You know what's coming. Grand will back up all the way down the west side. Then no one can move downtown on Broadway. No one can move uptown on Sixth, either. But that isn't all, man. Everything's gonna stop dead in midtown. That lady's gonna have her baby in the taxicab! My kid gets nervous in traffic, he throws up.

Hey, you, with the pencil. You look like an accountant. How much is this gonna cost the Economy? What, like $4 million for every minute this sunnuvabitch doesn't move this bus?

Spiraling up, with horns honking. The motion of commerce suddenly threatened. All this because they had to block off Grand Street and send the traffic up Crosby. But Crosby couldn't handle that big bus, not with a row of cars parked on both sides. So it lodged there, and city's having a heart attack.

Now the driver isn't even in the bus. What the fuck!


Tuesday, September 11, 2007

One by one

I like to walk on this street (a fact which, by now, is probably obvious). It's not like Crosby doesn't have competition - one of the most mythic promenades in the world is just a block away. But then again, walkers on Crosby Street contend with neither the rumble of the subway train nor the rattle of the taxis.
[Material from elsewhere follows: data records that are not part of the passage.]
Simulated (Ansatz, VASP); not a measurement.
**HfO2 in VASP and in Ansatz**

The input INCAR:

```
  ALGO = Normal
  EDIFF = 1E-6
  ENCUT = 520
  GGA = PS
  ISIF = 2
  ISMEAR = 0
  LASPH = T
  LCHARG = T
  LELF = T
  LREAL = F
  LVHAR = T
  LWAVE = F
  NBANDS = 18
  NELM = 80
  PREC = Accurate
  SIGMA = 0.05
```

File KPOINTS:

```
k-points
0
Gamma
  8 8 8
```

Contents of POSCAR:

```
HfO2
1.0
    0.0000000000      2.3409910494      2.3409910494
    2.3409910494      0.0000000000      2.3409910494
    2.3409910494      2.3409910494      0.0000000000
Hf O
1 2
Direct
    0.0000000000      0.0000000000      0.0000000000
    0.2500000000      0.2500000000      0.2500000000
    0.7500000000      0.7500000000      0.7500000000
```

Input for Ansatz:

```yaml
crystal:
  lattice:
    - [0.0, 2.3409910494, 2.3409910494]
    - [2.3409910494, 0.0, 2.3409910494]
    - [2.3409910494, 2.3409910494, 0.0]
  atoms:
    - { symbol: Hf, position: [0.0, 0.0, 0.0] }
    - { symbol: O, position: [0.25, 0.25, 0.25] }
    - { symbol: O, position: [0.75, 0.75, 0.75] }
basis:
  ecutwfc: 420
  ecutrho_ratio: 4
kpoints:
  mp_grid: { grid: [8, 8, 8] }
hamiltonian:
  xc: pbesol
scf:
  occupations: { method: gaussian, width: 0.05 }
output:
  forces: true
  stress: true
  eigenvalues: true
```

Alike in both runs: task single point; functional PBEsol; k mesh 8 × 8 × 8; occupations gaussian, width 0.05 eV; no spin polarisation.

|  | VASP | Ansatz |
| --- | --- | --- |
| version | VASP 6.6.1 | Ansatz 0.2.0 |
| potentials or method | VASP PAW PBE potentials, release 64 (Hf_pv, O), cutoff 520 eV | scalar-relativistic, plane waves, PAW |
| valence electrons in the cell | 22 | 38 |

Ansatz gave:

Here it's a different assault on the senses. Vehicles double park, a three-legged dog eyes me, that skirt is short, fresh strawberries are $1, this one guy would like to kill that other guy - believe him. You can smell pot sometimes, or read a hundred ad-bills for Spring Awakening all the time. Occasionally, it's safer to walk in the street than on the sidewalk.

Today it rained, and I didn't do much walking on Crosby Street. I missed it, because it's nice to hear the noises of the city outside of the usual din. On Crosby, the Gotham cacophony relaxes into individual events, and the walker can appreciate the city in sequence.

It isn't peaceful, it's New York peaceful.

Sunday, September 9, 2007

Tags

There are plenty of garages on Crosby Street. Plenty of gray metal doors, utilitarian facades, and back entrances. In New York, this means graffiti, and there's an abundance of it here. The bubble letters pop out of the corrugated metal gates, and blast color into the street.

It makes me think about 1983. I was just getting born in 1983, but I hear that was when the city got tired of candy-colored subway cars. Mayor Koch told the riff-raff to "Make your mark in society, not on society," and a man died after police caught him making his mark in a subway station. Now, there's no contest. Tags don't survive in the subway, and they stand less of a chance on the street, where there's too much valuable property. You have to look for it: along the elevated train routes in the boroughs, or in places like Crosby Street.

As my friend and I made our way down Crosby, we were struck by the concentration and variety of tags. Some plump and simple, others sparse and sardonic. All were suspiciously unscrubbed. We found the same arty and witty graffiti on surrounding streets. Here it's cool, and the city knows that it's a profitable image. A white, moneyed audience consumes that image and makes SoHo their shopping destination. Anywhere else in the city, the law doesn't budge.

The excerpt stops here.